One key thing to know when creating messages about sensitive subject matter is that it is important to be mindful of the language you are using, but that no message can ever be created so perfectly that no one is able to find some issue with it. If someone does object to a well-intentioned post, always begin by listening carefully to the issue raised as well as the worldview that it represents. The person speaking out may have good insight or may be feeling pain from a personal experience and simply needs the opportunity to be heard, but substantive and thoughtful revision may also be required.

Below are a few helpful tips that may help your communications team with drafting more inclusive messaging.
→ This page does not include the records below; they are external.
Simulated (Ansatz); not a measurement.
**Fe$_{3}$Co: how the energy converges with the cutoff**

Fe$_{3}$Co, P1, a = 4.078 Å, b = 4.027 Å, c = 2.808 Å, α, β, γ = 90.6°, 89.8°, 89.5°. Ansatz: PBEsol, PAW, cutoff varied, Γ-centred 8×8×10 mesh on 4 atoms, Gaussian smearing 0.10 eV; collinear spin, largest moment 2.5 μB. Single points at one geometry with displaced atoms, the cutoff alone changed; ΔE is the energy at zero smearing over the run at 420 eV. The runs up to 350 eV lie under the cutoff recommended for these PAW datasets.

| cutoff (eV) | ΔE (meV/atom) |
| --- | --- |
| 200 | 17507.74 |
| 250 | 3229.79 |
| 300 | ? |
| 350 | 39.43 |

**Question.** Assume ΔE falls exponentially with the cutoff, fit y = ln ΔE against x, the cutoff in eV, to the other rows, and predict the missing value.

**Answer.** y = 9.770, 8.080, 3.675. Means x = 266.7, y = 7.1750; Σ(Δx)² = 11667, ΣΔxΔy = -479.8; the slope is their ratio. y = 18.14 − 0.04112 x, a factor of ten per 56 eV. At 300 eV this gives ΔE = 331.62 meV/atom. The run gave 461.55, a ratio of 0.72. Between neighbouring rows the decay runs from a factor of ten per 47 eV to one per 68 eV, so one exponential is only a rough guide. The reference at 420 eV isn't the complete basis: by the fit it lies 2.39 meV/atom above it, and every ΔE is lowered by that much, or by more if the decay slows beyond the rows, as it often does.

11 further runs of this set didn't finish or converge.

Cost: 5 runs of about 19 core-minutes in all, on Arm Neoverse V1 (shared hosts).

American Psychological Association (APA) Inclusive and Bias Free Language

Writing inclusively and without bias is the new standard, and APA’s new publication manual (7th edition) contains a separate chapter on this topic. The guidelines provided by APA help authors reduce bias around topics such as gender, age, disability, racial and ethnic identity, and sexual orientation, as well as being sensitive to labels and describing individuals at the appropriate level of specificity.

Some examples include:

  • The singular “they” or “their” is accepted and endorsed as a gender-neutral pronoun.
    • Not Advised: A researcher’s career depends on how often he or she is cited.
    • Preferred: A researcher’s career depends on how often they are cited.
  • Instead of using adjectives as nouns to label groups of people, descriptive phrases are preferred.
    • Not Advised: The poor
    • Preferred: People living in poverty
    • Not Advised: Blacks
    • Preferred: Black individuals, Black people, Black communities
  • Instead of broad categories, you should use exact age ranges that are more relevant and specific.
    • Not Advised: People over 65 years old
    • Preferred: People in the age range of 65 to 75 years old

Members of Underrepresented Communities

When speaking of members of the university community, avoid using the term “minority”; this term can be received as micro-aggressive. One better phrase to describe someone might be “a person from an underrepresented community.” For example, “In seeking to diversify our faculty, we aim to increase the number of professors and instructors from underrepresented communities.”

Race and Ethnicity

When discussing race, the first letter should always be capitalized: for example, the "b" in Black.

Whenever possible, and when the person you are writing about is comfortable with
doing so, use the most specific terms possible to describe an individual’s account of their ethnicity and use the term that individual has chosen to self-identify (for example Mexican American, or Brazilian American, or Uruguayan) to avoid flattening the distinct experiences of different communities.

The terms Hispanic, Latino/a/@/x, and Chicano/a/@/x are non-interchangeable, and care should be taken to ensure they are used appropriately.

The terms “Asian” and “Asian American” are very broad; Asia comprises numerous countries and is home to more than half the global population. Again, use more specific terms when possible to describe an individual’s account of their ethnicity: for example, refer to your subject as Pakistani American or as Japanese American, or Kazakhstani.

The terms “Native American” and “American Indian” are generally interchangeable, though “Native American” is preferred in federal communications. These terms, however, should only be used to describe two or more persons from different tribal affiliations; when writing about an individual or a specific tribe, use their preferred tribal affiliation.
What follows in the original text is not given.